The Quiet Demise of Asia's Once-Largest Trading Floor
There's a building in my neighborhood — Shiohama 2-chome in Tokyo's Koto Ward — that is, or rather was, something remarkable. Today it stands wrapped in blue construction netting, being quietly dismantled.
A distinctive curved-glass facade. The kind of slightly futuristic design that 1980s Japanese office buildings carried with such confidence. I used to walk past it without a second thought. But how many people know that this was once called "the largest in Asia"?
A Dream the Size of a Soccer Field
In May 1988, at the peak of Japan's bubble economy, Sanyo Securities completed its trading center here. At roughly 6,400 square meters, with 800 dealers able to trade simultaneously, it was hailed as the largest in Asia (literally, "Number One in the Orient" — Toyo-ichi — in the Japanese press of the time).

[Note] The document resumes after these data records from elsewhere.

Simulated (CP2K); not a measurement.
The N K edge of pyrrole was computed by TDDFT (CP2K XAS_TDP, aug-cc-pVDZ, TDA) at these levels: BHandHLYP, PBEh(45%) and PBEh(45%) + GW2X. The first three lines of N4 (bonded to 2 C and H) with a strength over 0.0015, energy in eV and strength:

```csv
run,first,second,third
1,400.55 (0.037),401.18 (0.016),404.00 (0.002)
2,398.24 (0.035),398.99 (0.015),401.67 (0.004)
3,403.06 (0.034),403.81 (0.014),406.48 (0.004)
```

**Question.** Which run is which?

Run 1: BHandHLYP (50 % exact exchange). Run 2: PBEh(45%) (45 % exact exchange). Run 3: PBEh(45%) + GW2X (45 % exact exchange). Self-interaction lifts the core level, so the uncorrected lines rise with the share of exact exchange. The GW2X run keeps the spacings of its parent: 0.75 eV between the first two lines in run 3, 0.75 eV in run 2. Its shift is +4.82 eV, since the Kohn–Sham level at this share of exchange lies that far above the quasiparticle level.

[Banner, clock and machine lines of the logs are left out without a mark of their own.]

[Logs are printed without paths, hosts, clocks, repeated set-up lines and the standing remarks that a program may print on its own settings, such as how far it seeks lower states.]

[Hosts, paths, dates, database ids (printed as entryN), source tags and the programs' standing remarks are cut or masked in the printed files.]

The floor was twice the size of the Tokyo Stock Exchange's trading floor — a full soccer pitch would fit inside. Three thousand state-of-the-art computer terminals lined the room. Giant monitors covered the walls, displaying market data from around the world, 24 hours a day. There were even sleeping quarters, ready for an era when global markets never stopped.
The president, Yoichi Tsuchiya, was a former Nomura Securities executive who believed deeply in computerizing the securities industry. Weekly Diamond magazine called Sanyo "the securities firm looking to the future." It was, in many ways, the perfect symbol of an era when Japanese money seemed to rule the world.
Japan's First Postwar Securities Failure
The dream did not last.
After the bubble burst, failed real estate investments and bad loans from affiliated non-bank lenders piled up. Ironically, the very computer investment Sanyo had been so proud of became a financial burden. The company posted losses for six consecutive years from fiscal 1992.
On November 3, 1997, Sanyo Securities filed for court protection — the first postwar bankruptcy of a Japanese securities firm. More consequentially, Sanyo defaulted on roughly 1 billion yen in the interbank call market. That single default shattered confidence in Japan's financial system.
Within three weeks, Hokkaido Takushoku Bank collapsed (November 15), followed by Yamaichi Securities (November 22). What economic historians now call Japan's "1997 financial crisis" — the moment the Lost Decade truly began — was set in motion by the company that owned this building in Shiohama.
A Second Life Under TIS
In 2000, at the height of the dot-com era, Toyo Information Systems (now TIS Inc., one of Japan's largest IT services companies) purchased the building and converted it into a data center. The TIS president at the time told Nikkei in an interview:
"We were fortunate to get the former Sanyo Securities building. It's close to central Tokyo and the seismic infrastructure is already first-class."
He had a point. The structural requirements of a trading floor — heavy floor loads, abundant power, sophisticated cooling, dense communication lines — mapped almost perfectly onto data center needs. The building that had once supported 3,000 securities terminals now housed servers powering the early Japanese internet.
For the next quarter century, as TIS Tokyo Center No. 3, it quietly supported a corner of Japan's digital infrastructure.
And Now, Quietly
In the spring of 2026, demolition began. The new developer is Mitsui Fudosan Residential, suggesting the site will likely become housing.
Right next door, on the former site of a driving school, an 18-story rental tower called Brookside Residence Kiba has just opened its doors. Residents are moving in. A Kasumi supermarket is preparing to open on the ground floor.
Shiohama 2-chome itself is in the middle of a generational shift. A new data center by Hulic is rising just south of here. Another AI-ready data center is planned a few blocks north in Sengoku 3-chome. Data centers and residential towers are now competing for the same limited land and electricity — a tension that defines Tokyo's AI era.
38 Years, Compressed
Looking at it this way, this small patch of land is a miniature of postwar Japan's economic history. Bubble-era finance (Sanyo Securities) gave way to the IT revolution (TIS), which is now yielding to housing and AI infrastructure (Mitsui Residential and the new data centers). The same plot of earth has carried, in turn, each protagonist of each Japanese economic era.
The building that arrived with such fanfare in 1988 — "the largest in Asia" — is now disappearing without ceremony, almost without notice. The dreams of bubble-era traders, the ambitions of early internet entrepreneurs, the everyday hum of cloud-era servers: all of it stood inside these walls for 38 years.
Through the blue netting, I can see a worker high up on the scaffolding. I felt I had to record this, before it was gone.